RAIN FOREST Leader vows to capture nun killers



The president says he will establish order in the forest.
BRASILIA, Brazil (AP) -- Brazil's president promised Monday that federal authorities would capture the remaining suspects in the killing of an American nun who died trying to protect the Amazon rain forest and peasants living there.
President Luiz Inacio Lula da Silva spoke a day after a second suspect was taken into custody in the killing of 73-year-old Dorothy Stang. The native of Dayton, Ohio, was shot to death Feb. 12 in the lawless Amazon state of Para, where conflicts are common among peasants, loggers, land speculators and ranchers.
"It's repulsive that people think the solution to a conflict is a .38-caliber revolver, as serious as the situation might be," Silva said on his biweekly radio show. "We're not going to rest until we catch these murderers."
Silva also said Brazil's government would establish order in the world's largest wilderness, which sprawls over 1.6 million square miles.
"We will show clearly that, in our government, there is no impunity, that the Amazon is ours and we will take control of our territory," Silva said.
Captured suspect
The suspect taken into custody Sunday, Rayfran das Neves Sales, is accused of being one of the two gunmen who killed Stang with six shots in a settlement near the rural town of Anapu, about 870 miles north of Brasilia, police said.
A military patrol that is part of a 2,000-soldier contingent sent to the area after Stang's death received a tip that Sales was hiding in thick forest near the Trans-Amazon highway.
He was being held in Anapu pending transfer for questioning Monday to the city of Altamira, about 80 miles away, Police Chief Luiz Fernandes said by telephone from Altamira.
The first suspect detained, Amair Freijoli da Cunha, is accused of hiring the gunmen, although he has denied any involvement. He was charged Sunday with conspiracy to murder.
Authorities are still searching for a second gunman and a rancher suspected of ordering the killing.
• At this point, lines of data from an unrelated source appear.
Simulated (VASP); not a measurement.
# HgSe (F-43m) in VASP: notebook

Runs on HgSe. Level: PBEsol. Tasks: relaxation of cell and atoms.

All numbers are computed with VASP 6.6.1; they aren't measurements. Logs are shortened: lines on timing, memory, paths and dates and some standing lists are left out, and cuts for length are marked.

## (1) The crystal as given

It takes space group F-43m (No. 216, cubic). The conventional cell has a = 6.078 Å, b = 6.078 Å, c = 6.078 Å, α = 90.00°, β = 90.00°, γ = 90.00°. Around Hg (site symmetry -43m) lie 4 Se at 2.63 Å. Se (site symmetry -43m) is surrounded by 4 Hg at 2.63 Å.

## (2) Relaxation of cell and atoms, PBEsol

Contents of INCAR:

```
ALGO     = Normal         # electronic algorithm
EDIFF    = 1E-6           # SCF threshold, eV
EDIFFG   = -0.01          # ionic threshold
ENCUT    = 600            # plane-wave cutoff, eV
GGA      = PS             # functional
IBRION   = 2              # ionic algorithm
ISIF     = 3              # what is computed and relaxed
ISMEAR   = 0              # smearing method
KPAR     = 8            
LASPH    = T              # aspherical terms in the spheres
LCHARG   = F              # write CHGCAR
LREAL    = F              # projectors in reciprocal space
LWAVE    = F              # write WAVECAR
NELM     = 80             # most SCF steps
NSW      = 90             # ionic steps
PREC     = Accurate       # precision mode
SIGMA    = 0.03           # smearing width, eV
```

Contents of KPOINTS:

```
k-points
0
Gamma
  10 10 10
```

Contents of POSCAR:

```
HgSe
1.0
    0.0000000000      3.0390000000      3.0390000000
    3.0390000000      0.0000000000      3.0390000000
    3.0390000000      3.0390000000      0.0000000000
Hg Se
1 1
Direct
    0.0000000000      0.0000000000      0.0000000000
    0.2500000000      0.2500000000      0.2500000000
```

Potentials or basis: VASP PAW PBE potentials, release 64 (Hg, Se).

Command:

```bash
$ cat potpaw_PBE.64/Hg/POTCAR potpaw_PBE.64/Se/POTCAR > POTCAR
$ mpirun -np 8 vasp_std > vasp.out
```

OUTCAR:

"Two down, two to go," Fernandes said.
Stang, a naturalized Brazilian, spent the last two decades of her life living in Para, trying to protect the rain forest and peasants from loggers and ranchers vying for the area's rich natural resources.
Responding to the international outcry over her killing, Silva put nearly 19,900 square miles of Amazon land under federal environmental protection and suspended logging in some hotly disputed areas.
He admitted that tighter government controls in the Amazon have touched a nerve.
"These things have bothered some reactionaries, some conservatives in the logging industry," Silva said. "Just as the state grants concessions to exploit gas, to exploit water, to develop petroleum, we must have the authority to grant a concession for a logger to cut down a tree."
The forest
Rich Amazon stands of hardwoods -- mahogany, ipe and massaranduba -- are coveted by loggers, who often cut the timber illegally.
Brazil is under added pressure to preserve its rain forest with the recent enactment of the Kyoto global warming pact, which requires 35 industrialized states to cut emissions of "greenhouse gases" blamed for rising world temperatures.
The Amazon forest is essential to the success of the pact, because the vast wilderness absorbs carbon dioxide, a major greenhouse gas, and produces oxygen.
"The forest is an asset of mankind, an asset of Brazil -- now more than ever, with the approval of the Kyoto Protocol," Silva said. "So we will not back down."